Police said they received tips Sunday afternoon about groups of people who would "seek provocation," but were still investigating whether the subsequent attacks were racially motivated and whether there was any link to the New Year's assaults.

Those assaults stoked tensions over Germany's open-door policy to refugees and prompted politicians to call for tougher laws against migrants who commit crimes.

"As abominable as the crimes in Cologne and other cities were, one thing remains clear: there is no justification for blanket agitation against foreigners," Justice Minister Heiko Maas said, adding that some people "appear just to have been waiting for the events of Cologne."

Authorities and witnesses said the New Year's Eve attackers were among a group of about a thousand people, described as predominantly Arab and North African men, who gathered at Cologne's central train station. Some broke off into small groups and groped and robbed women, police said.

Maas has said German authorities need to quickly determine whether the assaults were coordinated, and may have been linked to similar offenses in other cities including Hamburg. Incidents also were reported in Sweden and Finland.

North Rhine-Westphalia state police told lawmakers Monday, however, that so far their investigation had found no indication the Cologne attacks were coordinated, or linked to others, the dpa news agency reported.

Cologne police say 516 criminal complaints have now been filed with them in connection to the New Year's attacks. About 40 percent involve allegations of sexual offenses.

Cologne's police drew criticism both for their response and for their slowness to release information. Police chief Wolfgang Albers was dismissed Friday by North Rhine-Westphalia state's interior minister, Ralf Jaeger.

At a session Monday of the state legislature's home affairs committee, Jaeger said Cologne police hadn't called in reinforcements who were offered.

Jaeger said that witness and police reports "indicate that it was almost exclusively people with an immigrant background who committed these crimes."

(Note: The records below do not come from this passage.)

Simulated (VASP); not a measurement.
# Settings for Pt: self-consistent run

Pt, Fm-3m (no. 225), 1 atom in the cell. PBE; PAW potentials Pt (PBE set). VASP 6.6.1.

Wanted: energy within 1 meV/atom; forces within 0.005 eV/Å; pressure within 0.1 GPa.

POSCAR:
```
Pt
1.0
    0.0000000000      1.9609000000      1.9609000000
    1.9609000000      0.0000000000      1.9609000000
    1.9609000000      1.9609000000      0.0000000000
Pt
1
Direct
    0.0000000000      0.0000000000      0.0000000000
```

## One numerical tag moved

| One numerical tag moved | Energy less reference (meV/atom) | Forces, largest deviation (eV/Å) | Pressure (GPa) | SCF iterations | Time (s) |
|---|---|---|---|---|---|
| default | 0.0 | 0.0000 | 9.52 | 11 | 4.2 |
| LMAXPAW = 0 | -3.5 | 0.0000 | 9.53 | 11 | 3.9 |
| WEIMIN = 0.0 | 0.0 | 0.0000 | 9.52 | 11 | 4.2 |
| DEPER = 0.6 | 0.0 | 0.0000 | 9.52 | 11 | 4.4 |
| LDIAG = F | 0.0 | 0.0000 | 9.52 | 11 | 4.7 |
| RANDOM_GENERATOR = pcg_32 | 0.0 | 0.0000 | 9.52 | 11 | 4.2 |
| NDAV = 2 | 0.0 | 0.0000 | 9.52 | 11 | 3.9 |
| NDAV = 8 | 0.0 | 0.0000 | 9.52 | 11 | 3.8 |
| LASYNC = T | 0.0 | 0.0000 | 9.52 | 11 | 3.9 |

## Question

In Sweden, where police are also investigating New Year's Eve assaults in the city of Kalmar, police confirmed reports there had also been widespread sexual assaults at a music festival in Stockholm last summer. Stockholm police spokesman Varg Gyllander refused to give the nationality of the suspects, but did say "this involves young men who are not from Sweden."

In a separate incident in Germany, police said Sunday that a Syrian and an Afghan were arrested in northern Germany on suspicion of attacking and robbing a French man who was wearing a Jewish skullcap at the Puttgarden ferry port. The incident happened on Saturday, and the two men had been denied entry to Denmark the previous day.